Robert Schonberger at thought home

9 Feb 2009 – Sydney

I went and saw the Belvoir production of Baghdad Wedding last night. I decided to subscribe again this year, because I really love the theatre and, well, it’s something fun to do. Call it a last minute thought. The theatre was thankfully packed out, and it was a packed house for the second showing of the play.

Baghdad wedding is written by a British-Iraqi doctor, Hassan Abdulrazzak, centered around Salim, a British-Iraqi Doctor. All the characters are the children of exiled Iraqi intellectuals, and the play centers around the personal relationships and the childhoom memories of all the 20 something brits.

The play tries to show the humanity of the people in Iraq with, you know, a bit of a brutal shock. Iraqis can be gay and drink alcohol: who would have thought? The play introduces us to all the players before the conflict, and we get to see them in their British settings.

All the while, we get to see how the background of the conflict in 2005 affects each one of them differently, and see how the randomn violence changes the paths of peoples lives. You feel for the characters, but you don’t feel for the situation. The background is portrayed as rubbery. The Iraqi resistance fighters are stereotypical fighters, and the American soldiers are stereotypical American soldiers. Surprise.

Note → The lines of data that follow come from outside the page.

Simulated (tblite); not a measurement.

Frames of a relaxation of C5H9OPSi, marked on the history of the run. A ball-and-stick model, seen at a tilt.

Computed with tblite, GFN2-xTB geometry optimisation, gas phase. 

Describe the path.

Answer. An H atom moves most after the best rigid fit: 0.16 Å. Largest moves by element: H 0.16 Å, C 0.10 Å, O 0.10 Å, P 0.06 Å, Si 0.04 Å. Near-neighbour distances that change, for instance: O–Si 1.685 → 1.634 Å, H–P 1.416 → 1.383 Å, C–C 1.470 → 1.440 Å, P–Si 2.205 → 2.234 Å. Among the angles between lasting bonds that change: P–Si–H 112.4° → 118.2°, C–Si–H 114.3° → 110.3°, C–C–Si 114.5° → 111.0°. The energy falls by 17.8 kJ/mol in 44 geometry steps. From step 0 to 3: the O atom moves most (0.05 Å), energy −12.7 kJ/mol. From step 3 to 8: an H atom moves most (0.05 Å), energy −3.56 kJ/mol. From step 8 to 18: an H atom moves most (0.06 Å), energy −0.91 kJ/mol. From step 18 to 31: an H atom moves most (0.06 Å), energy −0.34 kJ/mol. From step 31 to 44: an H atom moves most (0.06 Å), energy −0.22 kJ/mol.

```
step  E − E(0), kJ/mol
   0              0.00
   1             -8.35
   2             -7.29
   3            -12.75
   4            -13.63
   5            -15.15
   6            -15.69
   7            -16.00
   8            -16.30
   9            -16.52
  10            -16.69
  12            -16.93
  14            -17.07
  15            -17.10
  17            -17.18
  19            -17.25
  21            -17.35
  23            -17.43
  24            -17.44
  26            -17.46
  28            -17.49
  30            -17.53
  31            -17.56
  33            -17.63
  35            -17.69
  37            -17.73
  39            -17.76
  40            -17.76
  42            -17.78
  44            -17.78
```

The plot is centered around the characters relationships, and we see how the random political violence affect the personal world betwen people. Weddings, divroces, all commonplace, all with the background of a violent Baghdad instead of a peaceful London. It turns out that it’s not too different, give or take a few guns.

The australian production is terrifcially well acted – all the main characters are engaging, and you feel enamoured with all of them. The australian production has a lot going for it, but the play itself tries a little too hard to insert the story of one mans 20s into the framework of wartime Iraq. The background is a little simplistic, though the characters are wonderful. The play starts showing on the 11th, and keeps playing for a month after. Worth seeing.